Before turning our attention to the conversion, however, let us note that the lookup of these domains could have been done using multiple jobs in parallel. Having GNU parallel installed, the same files can be generated like this:
cat domains.txt | \ parallel --jobs 4 \ 'curl --get "https://website-categorization.whoisxmlapi.com/api/v2?apiKey=$APIKEY&domainName="{} | tee categorization_{}.json'
We have set the number of jobs to 4, so the speed will be about 4 times faster. You may experiment with bigger values, but keep in mind that the APIs have a throttling limit, which is 30 requests per second by default (no limit in enterprise subscriptions).
Having the data in JSON format at hand, let us convert them now to csv.
3. Flatten JSON lines to CSV
To convert JSON lines to fields with records, jq is frequently used. It requires, however, a nontrivial specification of the conversion. Here we adopt a more general approach: we want to flatten the hierarchical structure of our JSONs as simply as possible, i.e., without making too many considerations about the fields. (We shall see that, unfortunately, we cannot completely avoid this, though.) As expected, we are not the first to have this requirement; a possible solution is json2csv. Having Node v12 or higher on our machine, this can be installed by doing
npm install -g json2csv
We can try now converting one of our JSON files to csv:
json2csv --flatten-objects --flatten-arrays -i categorization_whoisxmlapi.com.json
which will write a nice csv with a header line to the standard output. It will turn JSON objects into separate fields and flatten the lists also to multiple fields; we will have fields like this:
"categories.0.tier1.confidence","categories.0.tier1.id","categories.0.tier1.name","categories.0.tier2.confidence", "categories.0.tier2.id","categories.0.tier2.name", "categories.1.tier1.confidence","categories.1.tier1.id","categories.1.tier1.name","categories.1.tier2.confidence", "categories.1.tier2.id","categories.1.tier2.name"

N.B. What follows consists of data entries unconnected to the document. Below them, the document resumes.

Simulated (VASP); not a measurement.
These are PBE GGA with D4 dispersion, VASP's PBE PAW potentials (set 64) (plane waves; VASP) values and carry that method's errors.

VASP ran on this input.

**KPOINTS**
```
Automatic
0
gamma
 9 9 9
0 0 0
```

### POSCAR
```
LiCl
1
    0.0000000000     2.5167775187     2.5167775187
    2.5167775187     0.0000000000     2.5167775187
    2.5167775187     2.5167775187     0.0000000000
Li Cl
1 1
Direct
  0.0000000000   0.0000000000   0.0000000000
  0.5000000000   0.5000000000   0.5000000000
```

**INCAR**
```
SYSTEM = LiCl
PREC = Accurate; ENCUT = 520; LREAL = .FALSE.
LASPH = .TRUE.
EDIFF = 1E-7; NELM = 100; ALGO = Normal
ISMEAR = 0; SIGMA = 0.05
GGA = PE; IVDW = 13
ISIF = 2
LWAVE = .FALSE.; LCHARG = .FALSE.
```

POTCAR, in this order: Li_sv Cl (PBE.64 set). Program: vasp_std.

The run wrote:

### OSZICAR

If we now create a single file with all the JSONs, one each line (i.e. a jsonl file):
cat categorization_*.json > categories_all.jsonl
We expect that using this as json2csv-s input, it will create the desired csv file. Well, almost… At the time of writing, json2csv is missing a feature: when converting JSON arrays, it is not able to properly handle their variable lengths when converting multiple csv lines. In our case, for instance, amazon belongs to 9 categories, whereas WhoisXML API to only 7 of them. When converting a file with json2csv, it will use the first line of the jsonl input to determine the field structure, so if eventually, whoisapi's line precedes amazon's on the input, the two last list elements will disappear.
In fact, flattening variable length arrays to csv without losing information is not a trivial matter. What one would like to see is a number of csv fields that correspond to the maximum length of the given array in the data set, left blank for records that do not fill it. But how do we know the maximum length? It is not possible to determine it in advance, before reading all records. So we could either store the whole data set in the memory or read all the records sequentially twice: first to find out the maximum length of array(s), second to perform the conversion. (Here, we have a single array, but in some of the APIs, like the Website Contacts API there can be multiple independent arrays.)
Here we adopt a simpler approach: we do a rough estimate of maximum 10 array elements. Of course we will lose those beyond it, but if amazon has 9, this should be sufficient. Unfortunately, when using json2csv the fields for flattened arrays can only be controlled by the explicit listing of fields. So we write a small script that produces the respective list:
#!/bin/bash NMAX=9 printf '%s' "domainName,websiteResponded" for i in $(seq 0 $NMAX);do printf \ ',categories.%d.tier1.confidence,categories.%d.tier1.id,categories.%d.tier1.name,categories.%d.tier2.confidence,categories.%d.tier2.id,categories.%d.tier2.name' \ $i $i $i $i $i $i done
Note that to have 10 fields we have set NMXAX=9 as the fields are numbered from 0. Also, we have put the domain name and the boolean value of whether the website has responded in the first place. By default, it would appear at the end of the row as in the JSON entry; a benefit of having to list the fields is that we can also modify their order.
Now finally, we can do our conversion:
json2csv --flatten-objects --flatten-arrays \ -f $(./echo_categorization_header.sh) \ -i categorization_all.jsonl \ -o categorization_all.csv
This results in the file categorization_all.csv: a neat csv file with a proper header, which is ready for further analysis, e.g. using office software such as Excel or LibreOffice:
4. Summary
We have presented, through an example, a way of producing a csv file from individual API calls with a parameter coming from a file, and resulting in JSON output of the same structure. There are many ways of doing it, e.g., via pandas using Python, or ODBC-based approaches in excel. Here we have shown a very simple approach and use open source tools in a bash command line. In this demonstration, we were using WhoisXML API's Website Categorization API, but it can be considered as a general recipe in many similar situations.